Zip codes do more than tell the postman where to deliver your mail.
Data companies and retailers use the zip to accumulate an amazing amount of personal data you thought only you and your hairdresser knew for sure. Such as your body type, your marital status, your health habits, educational level, how many children you have (including if you are expecting) and their age groups, if your home is for sale, your political preferences, if you are getting divorced, etc., etc., etc.
Acxiom, one of the country’s biggest data brokerages, for instance, reports that it has information generated by zip codes on 190 million Americans. The company’s largest competitors, Datalogix and CoreLogic, have similar databases.
These companies can tell, by combining the swipe of your credit card and your zip code, whether you are the Jane Doe who lives in Denver, or the Jane Doe who resides in Cascade, Montana. They can use the information to predict what you are likely to buy next. It’s called predictive analysis or predictive modeling. For instance, if you’re buying maternity clothes, the merchant knows that baby supplies are next. He can start bombarding you with specifically directed ads.

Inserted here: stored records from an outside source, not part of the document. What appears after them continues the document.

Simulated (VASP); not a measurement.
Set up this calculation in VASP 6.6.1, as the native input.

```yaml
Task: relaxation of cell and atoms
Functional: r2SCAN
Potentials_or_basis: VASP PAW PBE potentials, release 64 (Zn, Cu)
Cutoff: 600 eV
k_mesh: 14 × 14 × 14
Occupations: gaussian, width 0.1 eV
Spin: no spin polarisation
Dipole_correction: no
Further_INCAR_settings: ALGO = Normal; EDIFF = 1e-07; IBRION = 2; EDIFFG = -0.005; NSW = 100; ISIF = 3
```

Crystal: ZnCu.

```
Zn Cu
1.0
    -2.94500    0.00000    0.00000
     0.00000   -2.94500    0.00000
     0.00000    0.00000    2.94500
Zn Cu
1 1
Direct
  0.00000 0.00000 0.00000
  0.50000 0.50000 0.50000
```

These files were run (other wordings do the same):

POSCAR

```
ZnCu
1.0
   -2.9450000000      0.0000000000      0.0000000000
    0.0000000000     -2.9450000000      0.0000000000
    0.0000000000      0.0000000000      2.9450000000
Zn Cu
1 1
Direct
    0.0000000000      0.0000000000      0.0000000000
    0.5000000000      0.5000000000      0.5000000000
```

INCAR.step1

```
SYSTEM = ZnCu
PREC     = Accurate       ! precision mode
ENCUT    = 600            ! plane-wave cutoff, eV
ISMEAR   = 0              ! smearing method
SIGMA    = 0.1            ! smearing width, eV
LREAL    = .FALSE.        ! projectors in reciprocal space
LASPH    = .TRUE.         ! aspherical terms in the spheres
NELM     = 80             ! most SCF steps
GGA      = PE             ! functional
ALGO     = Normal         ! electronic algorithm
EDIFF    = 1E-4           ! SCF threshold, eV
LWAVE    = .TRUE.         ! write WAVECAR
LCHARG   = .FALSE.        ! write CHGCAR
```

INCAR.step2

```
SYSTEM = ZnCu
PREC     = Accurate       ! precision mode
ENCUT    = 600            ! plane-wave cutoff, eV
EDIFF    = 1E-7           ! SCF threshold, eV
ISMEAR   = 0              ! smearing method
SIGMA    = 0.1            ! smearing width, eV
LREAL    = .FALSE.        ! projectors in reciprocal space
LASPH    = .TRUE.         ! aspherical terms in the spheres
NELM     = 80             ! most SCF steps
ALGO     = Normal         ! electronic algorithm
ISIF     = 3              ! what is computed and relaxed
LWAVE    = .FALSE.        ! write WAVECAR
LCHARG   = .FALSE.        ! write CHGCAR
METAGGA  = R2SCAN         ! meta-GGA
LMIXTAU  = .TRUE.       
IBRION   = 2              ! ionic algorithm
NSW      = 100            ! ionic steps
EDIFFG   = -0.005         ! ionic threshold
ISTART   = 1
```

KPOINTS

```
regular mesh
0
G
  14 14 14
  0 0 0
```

Those who use the data say it’s good business. It helps the merchant to target advertising to certain customers, saving advertising money and giving better service to those who buy. On the other side of the scales are those who argue that the trade-off in indiscriminate use of personal information is unacceptable.
Once the information gets into their databases, the users may swap among themselves so that you go from the merchant to the insurance salesman to the financial institutions, hotel chains, auto manufacturers and even Facebook. “Some of these data brokers know us better than we know ourselves,” said Pam Dixon, executive director of World Privacy Forum.
What makes it easier for retailers is of major concern to folks such as Dixon whose primary objective is to protect your privacy. They are concerned not only that your personal information is up for grabs, but at the prospect of what could happen if it gets into the wrong hands.
A growing number of merchants, including the grocery store and even the gas station, are asking for the customer’s zip code. You probably don’t have to give it. In Massachusetts, the Supreme Court ruled that zip codes are personal information that purchasers don’t have to share. California has a similar law. It’s possible to ask that the data brokers not share your information, but few people know that or act on the knowledge.
The Federal Trade Commission has become involved and is asking the nine major data brokers to explain how they collect, store and share the information they gather. Most of the companies report that they don’t reveal information such as Social Security or drivers license numbers. But the oversight agency wonders what would happen if the databases were hacked, opening a huge can of identity theft concerns.
With technology finding new and interesting ways to learn everything there is to know about everyone in every context, striking a balance between information and privacy is likely to get more attention.